Is it just me, or does the mention of the name of Henry Hyde, who died yesterday, make you think of this speech, which might be viewed as profound or ironic depending on your point of view, in which he said among other things:
"The rule of law is one of the great achievements of our civilization. For the alternative to the rule of law is the rule of raw power. We here today, are the heirs of three thousand years of history in which humanity slowly, and at great cost, evolved a form of politics in which law, not brute force, is the arbiter of our public destinies.
We are the heirs of the Ten Commandments and the Mosaic law: a moral code for a free people who, having been liberated from cruel bondage, saw in law a means to avoid falling back into the habits of slaves.
We are the heirs of Roman law: the first legal system by which peoples of different cultures, languages, races, and religions came to live together in a form of political community.
We are the heirs of Magna Carta, by which the freemen of England began to break the arbitrary and unchecked power of royal absolutism.
We are the heirs of a long tradition of parliamentary development, in which the rule of law gradually came to replace the royal prerogative as the means for governing a society of free men and women.
We are the heirs of 1776, and of an epic moment in human affairs when the Founders of this Republic pledged their lives, fortunes and sacred honor - sacred honor - to the defense of the rule of law.
We are the heirs of a hard-fought civil war, which vindicated the rule of law over the appetites of some for owning others.
We are the heirs of the 20th century's great struggles against totalitarianism, in which the rule of law was defended at immense cost against the worst tyrannies in human history. The "rule of law" is no pious phrase from a civics textbook. The rule of law is what stands between all of us and the arbitrary exercise of power by the state. The rule of law is the safeguard of our liberties. The rule of law is what allows us to live our freedom in ways that honor the freedom of others while strengthening the common good. The rule of law is like a three-legged stool: one leg is an honest judge, the second leg is an ethical bar, and the third is an enforceable oath. All three are indispensable to avoid political collapse.

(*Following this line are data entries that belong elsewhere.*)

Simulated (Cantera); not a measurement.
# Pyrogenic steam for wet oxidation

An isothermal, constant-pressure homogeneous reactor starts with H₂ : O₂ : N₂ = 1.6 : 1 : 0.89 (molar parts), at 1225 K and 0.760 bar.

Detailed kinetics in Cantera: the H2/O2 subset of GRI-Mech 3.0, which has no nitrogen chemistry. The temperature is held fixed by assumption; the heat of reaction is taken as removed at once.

In 1838, Abraham Lincoln celebrated the rule of law before the Young Men's Lyceum of Springfield, Illinois, and linked it to the perpetuation of American liberties and American political institutions:
'Let every American, every lover of liberty, every well wisher to his posterity, swear by the blood of the Revolution never to violate in the least particular the laws of the country; and never to tolerate their violation by others. As the patriots of seventy-six did to the support of the Declaration of Independence, so to the support of the Constitution and Laws let every American pledge his life, his property, and his sacred honor; let every man remember that to violate the law is to trample on the blood of his father, and to tear the character of his own and his children's liberty. Let reverence for the laws be breathed by every American mother to the lisping babe that prattles on her lap - let it be taught in schools, in seminaries, and in colleges - let it be written in primers, spelling books, and almanacs - let it be preached from the pulpit, proclaimed in legislative halls, and enforced in courts of justice.'
My colleagues we have been sent here to strengthen and defend the rule of law - not to weaken it, not to attenuate it, not to disfigure it while seeking an extra-legal and extra-constitutional solution to the threat posed to the Republic by a presidential perjurer.
This is not a question of perfection; it is a question of foundations.
This is not a matter of setting the bar too high; it is a matter of securing the basic structure of our freedom, which is the rule of law.
No man or woman - no matter how highly placed, no matter how effective a communicator, no matter how gifted a manipulator of opinion polls or winner of votes - can be above the law in a democracy.
That is not a counsel of perfection; that is a rock-bottom, irreducible principle of our public life."
The quotation was from Abraham Lincoln, "Address to Young Men's Lyceum of Springfield, Illinois, January 27, 1838," in Abraham Lincoln: Speeches and Writings 1832-1858 (New York: The Library of America, 1989), p. 32.